This walk, however,did not commence until fortification with coffee and strudel at the café overlooking the lake. This is reasonably priced given its location and the food is of good standard. There is another bigger restaurant overlooking the lake.
The total walk , including the extension to the cemetery and a walk around the lake was 12 miles. If you want to shorten the walk you can get a bus from the town bus station to the lake and onwards to the cemetery if you wish but this is only a two hour service.
There is a campsite next to the lake but hardly any lakeside views but nevertheless it has a good reputation.
You can drive your motorhome up to the lake and for 20€ you can stay overnight in the car park but if you position yourselves at the top of the car park, next to the woods, you can get a fair degree of privacy and of course the lake to yourselves, when the daytrippers go home.
Alternatively you can take the bus which stops right outside of the campsite for 4€ each way . The bus service is hourly off season and half hourly in the peak season.
The lake is stunningly beautiful but it is very popular. It has the ubiquitous hotel at the head of the lake, together with some coffee shops and fast food, alpine style, the sausages spelt divine. We walked around the lake anti clockwise, the first part which is relatively flat. The section on the clockwise section is all steps, as it takes you above the lake, with amazing views.
There are numerous places to picnic and this I think us the most pleasurable way to enjoy the lake.

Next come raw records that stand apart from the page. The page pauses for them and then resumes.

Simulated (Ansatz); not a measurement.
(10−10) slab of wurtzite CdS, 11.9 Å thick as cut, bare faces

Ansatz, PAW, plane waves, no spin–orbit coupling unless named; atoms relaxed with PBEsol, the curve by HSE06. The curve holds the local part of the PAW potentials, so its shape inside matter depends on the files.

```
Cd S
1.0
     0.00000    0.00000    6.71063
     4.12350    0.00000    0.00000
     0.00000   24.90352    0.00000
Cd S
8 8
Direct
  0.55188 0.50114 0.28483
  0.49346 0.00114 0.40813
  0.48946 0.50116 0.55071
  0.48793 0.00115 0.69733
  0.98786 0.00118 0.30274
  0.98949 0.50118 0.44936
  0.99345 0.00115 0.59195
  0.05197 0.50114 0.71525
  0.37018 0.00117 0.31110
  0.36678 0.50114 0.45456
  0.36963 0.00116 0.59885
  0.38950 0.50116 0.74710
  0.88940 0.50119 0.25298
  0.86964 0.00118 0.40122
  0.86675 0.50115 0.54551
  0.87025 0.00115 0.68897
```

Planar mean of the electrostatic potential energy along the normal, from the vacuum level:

Nevertheless, no matter how gorgeous the lake is, there comes a time when you want to escape the crowds. We therefore decided to take route 19 up at the top of the lake and though we were not on our own, we only came across a handful of people.
This was a linear route and though you are climbing steadily, it was an easy walk and you continue for as long as you wish.
The path is a good wide path but it had been washed away in a couple of places when we did the walk and these sections were a little trickier to negotiate. In total we did a 9 mile walk, plus going around the lake, the latter of which only takes about an hour.
Our hopeful plan was to hike to and do the Drei Zinnen circuit but we were too early in the year. I knew the shuttle bus service was not operating until early June but I had hoped we might have been able to walk from the toll gate. Unfortunately the winter snow had been exceptional this year so it was off limits.
We took the van up to Misurina which is an easy drive. On the way up we called into Duriensee (Lago di Landro). You can walk on both sides of the lake but you can not complete the loop.
Reaching Misurina, given we went on a pretty damp day, parking at the side of the lake was easy. The lake was still frozen, which is perhaps understandable, as you are at 1752 metres and on the far side of the lake there was still plenty of snow but nothing to stop you completing the circular walk.
It was so quiet and very little open that we enjoyed a brunch overlooking the lake.
We then went up to the Sosta above the lake which is the Italian equivalent of an Aire. We had planned to stay at Camping Alla Baita opposite but it was closed. Reviews state that the site is somewhat basic but it did not look too impressive but then it was a very miserable day.
It was pretty cold and though the diesel heating copes admirably it is not long before you have to move on because the electric fan will give up and the heating will stop.
Talking to a local, he said that the road was open to Lago d'Antorno so we decided to drive and park up at the still frozen lake and walk up.
The advantage of the road being closed was that you could walk up the road. On reaching the toll booth there was a reminder how expensive the toll was, 45€ for a motorhome but this does allow overnight parking. Even climbing to the lake involved first gear all the way so I can imagine the same for the longer final climb to Refuge Auronzo and the walk around the Drei Zinnen. It must, however, be stunning to wake up to the Drei Zinnen and watch the sunrise and sunset.
The alternative is to catch the shuttle bus from Dobbacio and this stops at the Sosta
We climbed the toll road to the snow line and the only view that we got of the Drei Zinnen was that on the toll information board but it was good fun.
Lienz It was really now the time to get off the mountains, the weather forecast was showing no sign of improvement. Though it is notoriously difficult to predict weather in the Alps, I think we were on a fairly short bet that things were not going to improve.
Our next port of call was Lake Bled in Slovenia but the forecast was heavy rain, so we made the decision to hunker down in Lienz Austria for a day, a very short hop from Dobbacio, in fact the train runs between the two towns. The rationale was that as it was a town, we could restock and additionally if the weather was bad, we would have more chance to get out and about in a town.
The site we stayed at was Camping Falken which is within an easy stroll of the centre and at 20€ seemed reasonable value but what we hadn’t legislated for was another 6€ in taxes of various sorts, as the guy explained, tongue in cheek, the mayoress needed a new BMW. Facilities wise you could not fault it, superbly finished sanitary facilities, heated which on a cold wet day was most welcome and they also ensured that you would never run out of toilet paper and in France you will struggle to get one sheet.
The town has a pleasant old centre to stroll around and though we would have preferred to be walking in the mountains, beggars can not be choosers and in any case we had a pleasant day walk down the river Drau.
Ironically Lienz is called the sunny town and during our stay you would have to use some considerable imagination to see it surrounded by snow peaked mountains but there were enough glimpses for you to be able to fill in the gaps, a bit like painting by numbers.